Mick Mercury grew up in the same awful, awful place that Juno did, and he didn’t even get to leave it. he’s been poor and in debt his whole life. it doesn’t sound much like he gets along too well with his dad. he had a childhood just as terrible and at least one best friend who beat up on him. but what else do we know about Mick? well, we know that Dark Matters didn’t need a plan to specifically lure Juno into their scenario. it’s apparently a safe bet that if you give Mick Mercury money for drinks, he’s gonna invite his best friend. (and juno will come, too.) And he didn’t do it for the anniversary, either; he did it because he cares about Juno and worries about him and wants to spend time with him.
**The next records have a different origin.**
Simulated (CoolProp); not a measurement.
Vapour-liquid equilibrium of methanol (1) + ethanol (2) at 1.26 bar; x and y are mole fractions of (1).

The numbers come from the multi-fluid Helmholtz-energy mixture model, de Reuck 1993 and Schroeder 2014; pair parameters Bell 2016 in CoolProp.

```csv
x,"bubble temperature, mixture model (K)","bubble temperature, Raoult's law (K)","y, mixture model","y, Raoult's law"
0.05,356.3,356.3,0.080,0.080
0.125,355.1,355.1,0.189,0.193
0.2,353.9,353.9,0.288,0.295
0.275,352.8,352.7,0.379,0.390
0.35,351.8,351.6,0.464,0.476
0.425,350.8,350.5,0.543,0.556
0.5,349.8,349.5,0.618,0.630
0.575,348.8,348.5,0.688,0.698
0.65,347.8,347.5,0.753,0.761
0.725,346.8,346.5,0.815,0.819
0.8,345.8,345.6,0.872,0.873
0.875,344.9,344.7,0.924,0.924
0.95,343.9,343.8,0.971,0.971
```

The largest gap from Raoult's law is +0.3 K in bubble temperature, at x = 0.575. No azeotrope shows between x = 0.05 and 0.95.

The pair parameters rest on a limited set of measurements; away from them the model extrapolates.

(strike one against the worldview of juno “I am a bad person and Alone” steel; Mick has seen him at his worst and loves him very, very much.)
also, mick has been actively worrying about juno??? (same.) he immediately compliments juno’s shitty stuff and he means it? he’s always, always sincere. and furthermore, he’s fucking terrified the whole episode. Juno’s a hardened ex-cop who gets shot at regularly and Sasha is a badass secret agent. Mick is not these things! Mick puts rollerblades on dogs! He’s also being physically and emotionally tortured with one of the worst days of his life. He gets shot, almost loses a leg in the tubes, then gets dragged off underwater by a nightmare monster version of himself and concussed, all this time terrified of monsters – and he tries to convince them to leave him and save themselves. When juno does this, it is, tbqh, very much wrapped up in juno’s hurting and Issues. Mick’s doing it out of love and bravery and he inspires the same thing in his friends, too.
And after all of this??? this awful, awful day?? His immediate first priority is going straight back to his original goal: Is Juno okay? Make Juno talk to someone about not being okay. And Juno throws some pretty horrible stuff at him, too, and his response is to give?? Some really good advice, honestly. And sure, we know that Mick’s memories of their childhood aren’t exactly accurate, but why does that mean that Juno’s are? Mick struggles with metaphors and with other people’s emotions in conversation. Mick’s goofy and kind and cares about others and sees the good in things and people. But the thing is, that doesn’t make him naïve, or foolish, or wrong. he turns out to be wise and insightful enough to surprise juno there, doesn’t he? Mick himself is proof that there is good, real good, to see in people in Hyperion City.
Juno came out of Oldtown traumatized and Sasha came out hard and Mick didn’t get out at all and this is still what he’s like.
despite everything he’s been through Mick is selfless, caring, sincere, resilient, hopeful. And furthermore, he doesn’t just be these things. Because Mick Mercury is first and foremost a storyteller. Mick has hopes and dreams of better things, and Mick sees better things in the world already around him, and all he does is share that with others. Mick makes kids dream. Mick gives Juno hope. Mick Mercury tells stories that he believes in so deeply that they become true – stories about monsters, yeah, but also stories about good people. Mick believes so much in a better world that he’s already living there. It becomes real around him.
And after Mick, so much else became apparent to me – mainly Nureyev. Nureyev, who I was so sure was going to pull a true Femme/Homme Fatale and vanish again or break Juno’s heart or ultimately thwart him – that’s what that archetype does! But Nureyev isn’t an homme fatale. He’s been through unfathomable pain, had his moral compass severely screwed up by his weird criminal dad and his upbringing on a hell planet where every crime gets the same absolute punishment, and he still thinks the universe is a beautiful place. He decides, on his own, that Mars needs saving. He falls in love with people and with places – really, really, deeply in love. He sees so much in the universe that’s worthwhile that he’s running through it nonstop trying to see and love every bit of it that he possibly can. Mick and Peter look at the same world Juno does and see something very, very different, and Juno’s not wrong when he sees pain, when he sees injustice, when he sees cruel people and moral indifference, and there are reasons why that’s the world that he sees, but that doesn’t mean it’s the whole and only truth.
I love Mick Mercury because he made me realize that Juno Steel doesn’t live in a noir universe at all. he just lives inside of a very, very noir Juno Steel. And I feel like I’m fifteen again, I feel like Juno Steel at fifteen, hearing hopes that the world can be better. that it already is. and just because there are still days (because now especially, there are days) when I look at the world and the whole thing seems so totally, irretrievably, impossibly dark doesn’t mean that’s true. There are good things out there, good things inside us, shining cities and constellations and love, even if it’s hard to see them right now. and when we can, we tell the stories. and when we can’t, we listen to someone else tell them to us. and we keep telling em till we get there.